Progressive Socialist Party

Progressive Socialist Party
Progressive Socialist Party
الحزب التقدمي الإشتراكي
Leader Walid Jumblatt
Founder Kamal Jumblatt
Founded 1949
Headquarters Lebanon Mokhtara, Mount Lebanon
Ideology Democratic socialism
Social Democracy
Progressivism
Political position Centre-left
Religion Officially Secular, predominantly Druze
Parliament of Lebanon
7 / 128
Cabinet of Lebanon
3 / 30
Politics of Lebanon
Political parties
Elections

The Progressive Socialist Party or PSP (Arabic: الحزب التقدمي الاشتراكي‎, al-hizb al-taqadummi al-ishtiraki), also known as Parti Socialiste Progressiste in French, is a political party in Lebanon. Its current leader is Walid Jumblatt. It is ideologically secular and officially non-sectarian, but in practice is led and supported mostly by followers of the Druze faith.

Contents

Origins

The party was founded on 5 January 1949, and registered on 17 March the same year, under notification N°789. The founders comprised six individuals, all of different backgrounds. The most notable of these was Kamal Jumblatt (Walid Jumblatt's father). The others were Farid Joubran, Albert Adeeb, Abdallah Alayli, Fouad Rizk, and George Hanna. The PSP held in Beirut the first conference for the Socialist Arab Parties in Lebanon, Syria, Egypt and Iraq in 1951. From 1951 through 1972 the party had between three and six deputies in parliament.[1]

The PSP in the Lebanese Civil War (1975-1990)

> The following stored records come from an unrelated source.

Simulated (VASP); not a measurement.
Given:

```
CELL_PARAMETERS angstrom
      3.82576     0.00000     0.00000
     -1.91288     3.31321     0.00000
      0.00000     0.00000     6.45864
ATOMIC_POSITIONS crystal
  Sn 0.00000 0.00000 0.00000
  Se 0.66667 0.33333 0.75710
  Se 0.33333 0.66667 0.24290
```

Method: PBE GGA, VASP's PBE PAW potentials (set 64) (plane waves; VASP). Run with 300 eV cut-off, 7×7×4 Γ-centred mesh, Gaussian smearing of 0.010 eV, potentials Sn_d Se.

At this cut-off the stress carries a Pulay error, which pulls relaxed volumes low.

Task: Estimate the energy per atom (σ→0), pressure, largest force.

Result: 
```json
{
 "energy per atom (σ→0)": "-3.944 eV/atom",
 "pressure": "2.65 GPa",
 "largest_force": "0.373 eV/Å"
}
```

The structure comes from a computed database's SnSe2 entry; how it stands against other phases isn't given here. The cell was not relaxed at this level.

Under Kamal Jumblatt's leadership, the PSP was a major element in the Lebanese National Movement (LNM) which supported Lebanon's Arab identity and sympathised with the Palestinians. Despite Jumblatt's initial reluctance to engage in paramilitarism, it built a powerful private army, which proved to be one of the strongest in the Lebanese Civil War of 1975 to 1990. It conquered much of Mount Lebanon and the Chouf District. Its main adversaries were the Maronite Christian Phalangist Kataeb Regulatory Forces militia, and later the Lebanese Forces militia (which absorbed the Phalangists). The PSP suffered a major setback in 1977, when Kamal Jumblatt was assassinated. His son Walid succeeded him as leader of the party.

From the Israeli withdrawal from the Chouf in 1983 to the end of the civil war, the PSP ran a highly effective civil administration, the Civil Administration of the Mountain, in the area under its control. Tolls levied at PSP militia checkpoints provided a major source of income for the administration, which succeeded in providing a high standard of social and public services.

The PSP played an important role in the so-called "Mountain War" under the lead of Walid Jumblatt: after the Israeli Army retreated from the Lebanese Mountain, important battles took place between the PSP and Christian militias. PSP armed members were accused of several massacres that took place during that war (31 August 1983: 36 civilians in Bmahray, 7 September 1983: 200 Christian civilians killed in Bhamdoun, 10 September 1983: 64 in Bireh, 10 September 1983: 30 in Ras el-Matn, 11 September 1983: 15 in Maasser Beit ed-Dine, 11 September 1983: 36 in Chartoun, 13 September 1983: 84 in Maasser el-Chouf, and many others...).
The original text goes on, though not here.